I want my MTV: Museum exhibit celebrates the art of the music video

MTV may be best known these days for its soapy reality shows featuring teenage moms and drunken partygoers at the “Jersey Shore.” But long before the world had even heard of a pint-size princess named Snooki, the cable channel was wholly devoted to music videos—airing them nearly 24 hours a day when MTV first launched in 1981.

Back then, music videos were often dismissed by critics as nothing more than ads or, more simply, radio playing on television. But decades later—years after MTV dropped most of its video programming—the music video has slowly been embraced as art, important and influential enough to merit a major exhibition launching this week in New York.

On Wednesday, the Museum of the Moving Image in Astoria, Queens, will open “Spectacle: The Music Video,” a massive exhibition that features more than 300 videos, artifacts and interactive installations chronicling the development and influence of the music video as an art form.

While the show acknowledges MTV’s influence in bringing music videos to the masses, “Spectacle” also aims to dispute the idea that videos died when they stopped being a staple of cable TV.

Curators Jonathan Wells and Meg Grey Wells, a Los Angeles-based husband and wife team who run a popular video collective named Flux, explore the long history of short musical films, tracing them back to the 1920s. And they argue that music videos have become more accessible and prolific in the age of YouTube.

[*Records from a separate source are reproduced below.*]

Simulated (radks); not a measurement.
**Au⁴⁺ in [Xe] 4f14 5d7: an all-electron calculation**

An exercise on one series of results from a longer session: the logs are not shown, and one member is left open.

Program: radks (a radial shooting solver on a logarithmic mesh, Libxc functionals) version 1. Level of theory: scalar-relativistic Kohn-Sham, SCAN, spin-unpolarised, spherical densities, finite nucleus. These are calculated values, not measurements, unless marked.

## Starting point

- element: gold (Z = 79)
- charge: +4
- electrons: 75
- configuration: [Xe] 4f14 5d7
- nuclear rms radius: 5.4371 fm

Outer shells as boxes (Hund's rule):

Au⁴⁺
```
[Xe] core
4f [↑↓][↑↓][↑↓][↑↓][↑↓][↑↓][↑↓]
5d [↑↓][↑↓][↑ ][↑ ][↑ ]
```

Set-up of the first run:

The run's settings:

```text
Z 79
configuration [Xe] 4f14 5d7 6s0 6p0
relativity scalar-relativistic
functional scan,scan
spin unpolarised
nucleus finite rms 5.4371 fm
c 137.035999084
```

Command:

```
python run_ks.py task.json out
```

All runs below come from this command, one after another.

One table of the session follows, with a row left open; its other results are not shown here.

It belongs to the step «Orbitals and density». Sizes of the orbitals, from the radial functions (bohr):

“The music video did not begin or end with MTV,” Jonathan Wells said in an interview with Yahoo News. “It’s a genre that has an amazing rich history, and it continues to live and thrive today.”

In fact, many of MTV’s early artists, like David Bowie and the art band Devo, were already making music videos well before the channel came calling.

Jerry Casale, a bassist for Devo who directed all of the band’s videos, remembers begging the band’s record label in the 1970s for cash to fund a series of short musical films the band hoped to package as a Laserdisc movie to sell to their fans.

“They thought we were absolutely crazy for asking them to take the money they wanted to use to buy in-store displays to make videos,” Casale told Yahoo News.

But then MTV came calling, desperate for any musical content it could find, and “suddenly, we were geniuses,” Casale said.

One of the videos the band gave to MTV was for the single “Whip It,” which featured footage of lead singer Mark Mothersbaugh using a whip to remove a woman’s clothing. According to Casale, label executives were mystified by band’s eccentric videos—with one official going so far as warn the band its career would be over if the spots were to see airplay.

But “Whip It”—which is featured in “Spectacle” along with several other Devo clips as pivotal in the early days as music video—soon became a staple of MTV and made the band famous.

“Spectacle,” which first launched at Cincinnati’s Contemporary Arts Center last year, aims to prove that music-video making is on par with filmmaking—not least because many well-known film directors, including Spike Jonze, David Fincher and Mark Romanek, got their start in the industry by making music videos. But, as the curators point out, Jonze, Fincher and Romanek are still making music videos today in addition to feature films—in part because it’s a genre where people can still afford to try out new methods and be creative.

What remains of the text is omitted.